To fully appreciate this Chinese movie, you probably need to understand the language, the culture, as well as the martial arts within. It is not unusual for the olden day Chinese to speak in metaphors. My dad still does too. The English subtitles can be quite misleading at times. What if you don’t understand Chinese but you are curious about The Grandmaster? I suppose even if you can only get the essence of it, it may still be worthwhile provided that you enjoy watching art house type of movies or you are a fan of the leading actor and actress.
The backdrop is enticing. A story told from Yip Man’s perspective (he who was Bruce Lee’s teacher). From Yip Man’s age of 40 till his old age. Upon the then-grandmaster’s retirement, while the northern China’s grandmaster title was given to Ma San, it was of the old grandmaster’s wish to pass the southern China title to a southerner. Hence the introduction of Yip Man.

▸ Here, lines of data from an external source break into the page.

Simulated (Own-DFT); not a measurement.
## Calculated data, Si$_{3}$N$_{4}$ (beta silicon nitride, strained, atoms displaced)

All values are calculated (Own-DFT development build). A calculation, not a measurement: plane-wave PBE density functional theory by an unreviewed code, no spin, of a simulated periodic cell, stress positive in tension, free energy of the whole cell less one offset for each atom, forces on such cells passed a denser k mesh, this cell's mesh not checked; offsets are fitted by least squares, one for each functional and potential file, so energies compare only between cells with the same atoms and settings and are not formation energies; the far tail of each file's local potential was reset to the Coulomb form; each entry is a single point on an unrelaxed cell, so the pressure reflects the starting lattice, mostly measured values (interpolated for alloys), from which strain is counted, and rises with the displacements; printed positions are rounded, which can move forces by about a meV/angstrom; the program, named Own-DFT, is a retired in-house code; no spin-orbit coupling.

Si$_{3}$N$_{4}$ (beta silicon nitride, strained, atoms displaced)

Tony Leung is quite possible one of the best actors I have seen. He truly can act with just his eyes. That heighten alertness in face of a real challenge, confidence with a hint of playfulness during a friendly duet, that moment of being mesmerized by the opposite sex, pain and despair, heartache and resignation, or simply that pair of weary eyes having seen too much in life. It is a real treat to see him act as Yip Man. This movie has provided him much opportunity to shine.
Zhang Ziyi plays the role of Gong Er, the daughter of the then-grandmaster. While the range of emotion given is not as wide as Yip Man’s role, Zhang Ziyi has certainly chilled me with her coldness, pained me with her rare tenderness. Her acting too is convincing.
The martial art scenes are pretty impressive. With modern technology and the extreme slow motion close-up playback, the action is exciting to watch. But here lies the problem. The director Wong Kar-wai has cast this film in an art house setting (like his last movie My Blueberry Nights). Take away the breathtaking action and the engaging acting is a series of artistic shots such as water peddles and street scenery, Buddha statues and candles. The gaps can be extremely slow. I found myself wanting to see the next action or acting scene and skip the excessive artistic frames.
One good example is the character Yixiantian “The Razor”. The film has devoted quite a bit of airtime to develop The Rezor. He has absolutely zero contribution to the main story except that one interaction he has with Gong Er on a train. Even that does not materialize into anything. The story goes on telling more about The Razor – humorous I must say – whereby taking all in, I wouldn’t miss a thing if the director has decided to cut this character away. Maybe I am missing something significant here. I don’t know.
Also, the resolution between Yip Man and his wife (played by a Korean actress Song Hye-kyo) appears to be fuzzy. Is it because there is a lack of real life documentation of his marriage? Or is it the director’s intention to have us thinking? I thought for a bit. Then I gave up.
Another of his movie that is low in entertainment but probably high in artistic value.